Mideast Economies Brace for Iraq War

Author: 
Agence France Presse
Publication Date: 
Sat, 2003-03-15 03:00

CAIRO, 15 March 2003 — Middle Eastern states took measures this week to weather the impact of a looming US-led war on Iraq on their economies. In Amman, Minister of Commerce and Industry Salah Bashir said Thursday Jordan was counting on increasing its exports to the United States to make up for lost revenue from a halt in sales to Iraq in the event of war.

Jordan is expected to suffer the most in the region for the duration of a war, as Iraq is its biggest export market, and Baghdad has been supplying it with crude oil at a highly preferential rates for Jordanian industry. Bashir also said Jordan was planning to continue using Israel’s port of Haifa to ship its exports to the United States, mostly goods produced in duty free zones that are exempted from US duties in line with a 1996 agreement.

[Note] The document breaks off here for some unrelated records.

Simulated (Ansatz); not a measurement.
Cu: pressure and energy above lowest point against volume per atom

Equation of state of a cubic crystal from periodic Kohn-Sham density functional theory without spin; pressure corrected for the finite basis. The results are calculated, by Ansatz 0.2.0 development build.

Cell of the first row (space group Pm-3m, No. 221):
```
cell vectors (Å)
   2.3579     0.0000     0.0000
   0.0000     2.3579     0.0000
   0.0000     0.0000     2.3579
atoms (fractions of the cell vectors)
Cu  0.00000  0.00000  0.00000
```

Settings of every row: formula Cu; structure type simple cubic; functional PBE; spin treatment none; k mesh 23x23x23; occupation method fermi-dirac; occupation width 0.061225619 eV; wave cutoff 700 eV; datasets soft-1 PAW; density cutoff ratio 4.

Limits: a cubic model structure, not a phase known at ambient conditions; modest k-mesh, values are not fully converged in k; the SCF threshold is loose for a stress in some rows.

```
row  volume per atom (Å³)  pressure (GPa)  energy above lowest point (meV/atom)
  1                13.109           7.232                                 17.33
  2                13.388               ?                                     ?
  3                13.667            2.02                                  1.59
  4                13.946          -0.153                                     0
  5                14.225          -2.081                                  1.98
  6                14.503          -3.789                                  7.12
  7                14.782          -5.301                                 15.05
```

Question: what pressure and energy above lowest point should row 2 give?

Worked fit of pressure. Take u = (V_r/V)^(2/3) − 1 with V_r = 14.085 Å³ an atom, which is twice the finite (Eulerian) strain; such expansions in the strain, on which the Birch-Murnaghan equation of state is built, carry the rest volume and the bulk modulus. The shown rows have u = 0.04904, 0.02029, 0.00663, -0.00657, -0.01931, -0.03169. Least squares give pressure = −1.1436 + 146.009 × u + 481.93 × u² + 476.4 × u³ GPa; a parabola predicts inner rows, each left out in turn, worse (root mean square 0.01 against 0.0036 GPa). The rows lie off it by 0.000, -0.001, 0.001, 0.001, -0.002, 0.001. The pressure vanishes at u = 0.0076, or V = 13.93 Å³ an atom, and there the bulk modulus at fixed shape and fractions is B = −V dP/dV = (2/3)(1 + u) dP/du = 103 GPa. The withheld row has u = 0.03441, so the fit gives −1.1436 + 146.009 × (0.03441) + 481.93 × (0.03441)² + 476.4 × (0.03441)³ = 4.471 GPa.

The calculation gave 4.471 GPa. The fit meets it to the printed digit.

In Egypt, interest rates on treasury bonds were hiked for the second week in a row, reaching more than 10 percent, and state imports were frozen for three months, in order to relieve pressure exerted on the local pound by the looming war. The Egyptian pound has lost more than 20 percent to the dollar since it was free-floated on Jan. 29. Analysts said dollar-holders are generally unwilling to sell over concern that a war on Iraq might tighten hard currency supply further by causing a slump in tourism and exports.

Egypt’s flag carrier EgyptAir said Sunday flights to some destinations will be re-routed to avoid dangerous skies, and some flights will be regrouped in order to cut costs, should a war break out. The company expects serious hardship due to its dependency on tourist traffic.

In Lebanon, the central bank’s foreign currency reserves have been boosted to about $10 billion following the disbursement of funds promised last November by international donors, its governor Riad Salameh said. “Lebanon has enough defenses to face the negative effects of a war on Iraq which are mainly higher energy prices and a disruption in exports to Iraq,” Salameh told AFP. Lebanon has already received $2.2 billion of the $4.4 billion in loans promised by the donors’ conference held in Paris.

On the oil front, Saudi Oil Minister Ali Al-Naimi reiterated in Moscow on Thursday that the Kingdom, the world’s top petroleum exporter, was ready to step up oil deliveries to world markets if war breaks out in Iraq. Saudi Arabia can produce a maximum of 10.5 million barrels a day (bpd), and in February the country was pumping to 90 percent of that capacity, the minister said, quoted by the Interfax news agency.

Naimi’s visit to Moscow followed a meeting of the Organization of Petroleum Exporting Countries in Vienna, where the organization decided to leave production ceiling unchanged at 24.5 million bpd despite the looming war.

In Kuwait, the state oil company KPC said Wednesday it has raised oil production to full capacity, 2.4 million bpd as an experiment over a short-term period to see if this level can be sustained should war in Iraq break out. KPC Chairman Nader Al-Sultan also said the emirate will not, in the event of a war, close other fields than those of Abdali and Riqqa, which were shut down last month because of their proximity to the Iraqi border.